WoW Archivist: The Black Temple
Ten years ago this month, Blizzard added one of its largest and most memorable patches. Patch 2.1: The Black Temple gave us so much that only bullet points can do it justice:
- The very first daily quests — Skettis, Orgri’la, and Netherwing
- The Ruins of Lordaeron arena
- The quest line for Druid’s epic flight form
- Ethereum Prison content
- Draenei and blood elf Children’s Week orphans
- A redesign of the Alchemy buffing system so raiders didn’t have to use every possible consumable for every pull, and the debut of cauldrons
- The first engineering goggle recipes
- A fix that allowed gnomes to walk — not swim — through the pools in the Black Morass dungeon
And of course, 2.1 also introduced one of the most memorable and celebrated raids in WoW history: the Black Temple. Blizzard recently announced that BT will be the first raid to get the Timewalking treatment. There’s a reason they chose this one first: few raids have ever quite captured players’ imaginations like BT, and perhaps no raid in WoW leaves players more nostalgic than BT … at least, if you were dedicated enough to raid it when it was the heart of Burning Crusade progression.
So prepared it hurts
All of the hype leading up to the Burning Crusade expansion featured our showdown with Illidan, so players were disappointed that Black Temple wasn’t available when the expansion launched. Yes, players had vastly different expectations back then, considering that BT wasn’t even in the first or second tiers of the expansion’s progression.
I have no doubt that it’s absolutely by design that Illidan was also largely absent during Legion‘s launch content. Blizzard wanted to mirror players’ anticipation of Illidan from BC.
But while Legion went out of its way to show us Illidan’s history and have players learn more about him as we leveled and progressed at the end game, Burning Crusade showed us only his lackeys and lieutenants. As you can imagine, when 2.1 finally introduced Illidan to WoW, the hype train was running on all cylinders.
Attuning to awesomeness
Before you could face Illidan, however, you had to attune for the Black Temple, like nearly all of BC‘s raids when they first debuted. To complete the attunement quest line, you had a series of solo quests to complete. Then with a raid team you had to penetrate deep into Serpentshrine Caverns, kill Al’ar in the Eye while disguised as an Ashtongue, and then defeat Rage Winterchill, the first boss in Mount Hyjal.
The attunement was burdensome for both players and raid teams alike. It meant that teams had to run old content in order to get their new recruits attuned. Many guilds decided that doing so wasn’t worth it, so they wouldn’t even accept unattuned recruits. The only way to get attuned was to be part of a raid team, so it basically turned into a dead-end Catch-22 for a lot of would-be raiders.

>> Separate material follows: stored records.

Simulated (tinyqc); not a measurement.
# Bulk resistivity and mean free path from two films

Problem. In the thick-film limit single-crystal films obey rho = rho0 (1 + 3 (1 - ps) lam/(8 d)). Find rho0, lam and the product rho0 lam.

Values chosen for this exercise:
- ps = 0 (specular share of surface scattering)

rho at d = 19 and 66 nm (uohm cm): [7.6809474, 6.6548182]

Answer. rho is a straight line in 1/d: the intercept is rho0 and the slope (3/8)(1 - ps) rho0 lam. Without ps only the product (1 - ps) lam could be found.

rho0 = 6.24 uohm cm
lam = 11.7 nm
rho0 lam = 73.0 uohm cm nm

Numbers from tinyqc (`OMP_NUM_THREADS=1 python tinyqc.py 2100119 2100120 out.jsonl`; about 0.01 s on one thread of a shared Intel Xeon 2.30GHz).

Blizzard lifted the attunement requirements in Patch 2.4. Anyone who completed the quest line back then received the Hand of A’dal title.
Fortunately, unlike Mount Hyjal with its insane trash-clearing requirements, the Black Temple lived up to — and perhaps even exceeded — players’ expectations.
Into the black
I’ve always loved the Black Temple’s zone entrance. With so many other raids we literally just march up to the front door: Icecrown Citadel, Karazhan, Zul’Gurub, Heart of Fear, Firelands, Ulduar, Tempest Keep, both Ahn’Qiraj raids, Throne of Thunder, the Sunwell, all three of the Warlords of Draenor raids, and on and on. But with the Black Temple, we didn’t dare do that. We snuck into a tiny crack at the base like rats and worked our way up.
One of the reasons the Black Temple stands out so much in players’ minds, in my opinion, is not just the variety of its environments, but how those environments told a story. You began in the sewers — filthy and full of Illidan’s naga allies. Then you proceeded into the temple’s utterly massive courtyard, the marshaling grounds for his vast armies. Has any trash clear ever felt so epic as fighting your way through this open space loaded with enemies, both on the ground and in the sky? It all led up to Supremus, still one of the biggest and most imposing boss models ever.
Then we invaded the temple proper, where we encountered the lore-rich bosses Shade of Akama and Teron Gorefiend. In the temple, from the sparring grounds to the weapons caches, it was clear that Illidan was assembling a deadly force, a diverse alliance unlike anything ever seen in Azeroth or Outland before. Next we fought the mutated fel orc Gurtogg Bloodboil, who later made an alternate-timeline appearance in Hellfire Citadel.
Ultimately we climbed into the higher chambers of the Temple, where the upper echelons of Illidan’s self-made society relaxed and consorted. It made for a striking contrast: the lounge-style areas, replete with pillows and curtains, now the backdrop to a desperate fight to take down Mother Shahraz, the Illidari Council, and Illidan himself.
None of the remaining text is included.